Kyobo Book Center has held a virtual monopoly on selling foreign books in Seoul since it opened in 1980. But last July another mega-book-store emerged on the scene.

Bandy & Luni's bookstore in COEX Mall has 5,600 square meters of selling space and contains 2 million books including some 200,000 in English.

"Our strength is literature," said Lee Jin-goo of the store's sales department. "But our bread and butter is Harry Potter." The store specializes in New York Times best-sellers, and it posts each week's list of fiction and nonfiction titles.

Bandy & Luni's does not see Kyobo strictly as a competitor. "Think of us as cousins," Mr. Lee said. Kyobo Book Center on the north side of the Han River has nearly 9,000 square meters of bustling underground space. That makes it the largest bookstore in Seoul, according to Hong Suk-young, a Kyobo staff member.

The English-language department has about 340,000 books. The foreign book section at Bandy & Luni's, also underground but on the south side of the river, targets native English speakers, Mr. Lee said.

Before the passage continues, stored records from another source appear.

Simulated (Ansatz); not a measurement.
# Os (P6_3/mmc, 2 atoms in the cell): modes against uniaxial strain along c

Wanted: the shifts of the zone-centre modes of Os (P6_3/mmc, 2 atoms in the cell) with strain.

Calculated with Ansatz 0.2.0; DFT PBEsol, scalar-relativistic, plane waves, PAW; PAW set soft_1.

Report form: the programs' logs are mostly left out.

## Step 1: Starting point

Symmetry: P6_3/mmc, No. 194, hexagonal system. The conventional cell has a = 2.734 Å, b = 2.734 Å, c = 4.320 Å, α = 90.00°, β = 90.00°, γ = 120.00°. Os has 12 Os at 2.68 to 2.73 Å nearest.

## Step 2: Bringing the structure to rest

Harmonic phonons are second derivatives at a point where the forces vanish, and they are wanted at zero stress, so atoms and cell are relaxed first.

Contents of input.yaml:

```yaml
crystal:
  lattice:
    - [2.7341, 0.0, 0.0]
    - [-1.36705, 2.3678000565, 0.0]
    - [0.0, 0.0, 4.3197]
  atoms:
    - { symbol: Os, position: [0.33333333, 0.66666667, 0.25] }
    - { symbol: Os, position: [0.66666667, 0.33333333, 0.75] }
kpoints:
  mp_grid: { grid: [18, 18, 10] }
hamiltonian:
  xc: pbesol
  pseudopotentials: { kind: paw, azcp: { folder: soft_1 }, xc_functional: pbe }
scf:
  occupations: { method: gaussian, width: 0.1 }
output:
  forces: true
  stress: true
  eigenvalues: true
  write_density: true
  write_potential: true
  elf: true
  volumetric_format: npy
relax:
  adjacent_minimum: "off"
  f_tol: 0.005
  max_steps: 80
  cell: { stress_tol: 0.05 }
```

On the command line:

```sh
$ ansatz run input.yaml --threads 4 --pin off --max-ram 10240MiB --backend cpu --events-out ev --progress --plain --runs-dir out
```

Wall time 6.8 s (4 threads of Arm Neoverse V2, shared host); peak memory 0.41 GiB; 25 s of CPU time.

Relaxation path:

The selection includes audio books and an abundance of nonacademic, nonfiction books. Categories range from best-sellers to current affairs, cookbooks, business, science fiction and fantasy, self-help, young adult and children's books.

New books are brought in by air mail for the New Arrivals section. "We have customers who are shocked that we carry some new titles," Mr. Lee said. "If we don't have something you want, we'll order it," Mr. Lee said.

Styled after the mega-bookstores now cornering the market overseas, Bandy & Luni's has a cafe and and an airy setting. It encourages cus-tomer browsing. In general, it has a quieter atmosphere than the hurly-burly of Kyobo.

The name Bandy & Luni's comes from a Korean saying about diligent study: "I studied under the light of fireflies and the moon." The Korean word for firefly is bandybool. Luni's is a play on lunar.

Elsewhere in Seoul, Abby's Book Nook opened last July in Itaewon. The 80-square meter store is jammed with more than 10,000 used books, and its cozy sofas are an inviting place to check them out. When the owners, Peter and Eun-hee Kim McNevin, moved from Nevada to Seoul last June, they brought 20,000 books with them. "Peter is a book collector," Mrs. McNevin said.

The most expensive book at Abby's is a first edition of "The Hunt for Red October" by Tom Clancy. It sells for 650,000 won ($580). "It's not the oldest book we have, but the author is famous," Mrs. McNevin said. One customer bought 30 first editions before returning to America. "These books are hard to find even in the United States," she said.

Abby's, which is named for the McNevins' infant daughter, Abigail, maintains its stock by buying and trading books in Seoul. Its customers include foreigners looking for a book to read, Koreans studying English and English teachers. "I like books," Mrs. McNevin said. She paused and added, "But not English ones."